What a Data Clean Room Does With Your Data

There is a phrase you will hear from any company that runs its advertising through a data clean room: we never share personal data, and we never store a profile of you. Both halves are usually true. Neither tells you what happened to your data.

A data clean room is the technology that now sits between most large advertisers, retailers, publishers and the platforms they buy from. It is sold as the privacy-respecting answer to the death of the third-party cookie. The reassurance rests on a real piece of engineering. Understanding that engineering is the only way to see why the reassurance is thinner than it sounds.

What a company is allowed to keep

Start with the rule the whole arrangement is built around. Under the GDPR, information is personal data when it relates to someone who can be identified, directly or indirectly. The American term “personally identifiable information”, or PII, points at the same idea more loosely. The word doing the work is indirectly: a record with no name on it is still personal data if it can be tied back to a person by means reasonably likely to be used.

That same word, identifiable, is the gap companies build into. If data genuinely cannot be linked to a person, it falls outside the rules. So the move is to keep the valuable part of a profile and blur the part that pins it to one individual. A company can hold that you earn within a certain band, shop for certain things and lean a certain way politically, while recording your location as a neighbourhood rather than a street address. The profile now fits perhaps five households instead of one. The claim that follows is that a cohort of five is not an individual, so the data is no longer personal.

That claim holds up to a point, and it is the foundation the clean-room pitch is built on. The catch is the same word a third time. “Identifiable” includes being singled out indirectly, and a blurred profile that fits five people collapses back toward one the moment it is matched against a second dataset that narrows the field.

That collapse is the point of a clean room, not a side effect. The room is engineered to sit inside the identifiability gap: it recovers the precision that blurring gave away, then lets both parties carry on describing the output as though no personal data were involved. The commercial logic settles any doubt about which half matters. What an advertiser pays for is the ability to find, price and target a real person more accurately than before. A genuinely anonymous result, one that could never be acted on at the level of an individual, would not justify the infrastructure. Companies do not build clean rooms to process data that has stopped being about anyone. The precision is the product; the non-personal framing is the packaging.

A company will sometimes reach for gentler explanations. A clean room keeps data sealed against a breach, and it cuts the volume of raw records changing hands. Both are true, and neither pays for itself. Storage makes the point plainly. The profile described above, a row of attributes like an income band, a few interests and a neighbourhood, comes to a kilobyte or two. A one-terabyte drive costs around fifty dollars and holds hundreds of millions of such records, more than enough for a profile on every adult in Europe. No company spends a fortune to avoid a fifty-dollar disk. Security tells the same story, answered far more cheaply by tools built for it. What needs this particular architecture, and justifies a platform that costs orders of magnitude more, is the combination at the centre of it.

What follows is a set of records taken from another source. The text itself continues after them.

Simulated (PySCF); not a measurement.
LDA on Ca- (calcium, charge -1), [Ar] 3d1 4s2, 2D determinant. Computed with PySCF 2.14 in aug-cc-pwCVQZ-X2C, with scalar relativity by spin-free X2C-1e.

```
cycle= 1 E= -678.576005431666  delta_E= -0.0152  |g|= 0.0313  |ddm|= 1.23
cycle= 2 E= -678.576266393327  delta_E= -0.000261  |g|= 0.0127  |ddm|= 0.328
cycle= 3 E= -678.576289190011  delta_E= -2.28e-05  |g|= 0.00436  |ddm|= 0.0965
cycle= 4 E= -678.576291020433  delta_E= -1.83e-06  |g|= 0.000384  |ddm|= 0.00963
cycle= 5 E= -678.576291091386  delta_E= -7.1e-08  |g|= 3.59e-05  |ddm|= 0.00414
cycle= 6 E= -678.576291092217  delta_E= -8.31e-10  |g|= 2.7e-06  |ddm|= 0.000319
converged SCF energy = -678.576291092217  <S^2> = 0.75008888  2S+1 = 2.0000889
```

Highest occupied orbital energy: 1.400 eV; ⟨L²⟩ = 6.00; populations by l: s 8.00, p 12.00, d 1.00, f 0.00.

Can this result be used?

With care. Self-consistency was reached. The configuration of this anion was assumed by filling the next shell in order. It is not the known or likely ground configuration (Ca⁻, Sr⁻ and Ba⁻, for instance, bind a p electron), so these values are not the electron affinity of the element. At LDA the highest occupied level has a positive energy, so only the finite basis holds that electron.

What a clean room actually does

Two companies each hold data about the same people. A retailer knows what you bought and the city you bought it in. A publisher knows what you read, an income band it has modelled for you, and the device identifiers that follow you around. Neither wants to hand its customer list to the other. A clean room lets them combine the two without either side downloading the other’s table.

The match happens on a shared identifier, usually a hashed email address or a persistent pseudonymous ID. LiveRamp’s RampID and similar identity systems exist precisely to let one company’s encoding of a person line up with another’s, so the two records about you can be joined without either party seeing the raw key. Snowflake, InfoSum, Google’s Ads Data Hub and AWS Clean Rooms all build the same basic room: a sealed environment where data from two or more parties can be queried together, but where the inputs stay invisible to everyone except their owner.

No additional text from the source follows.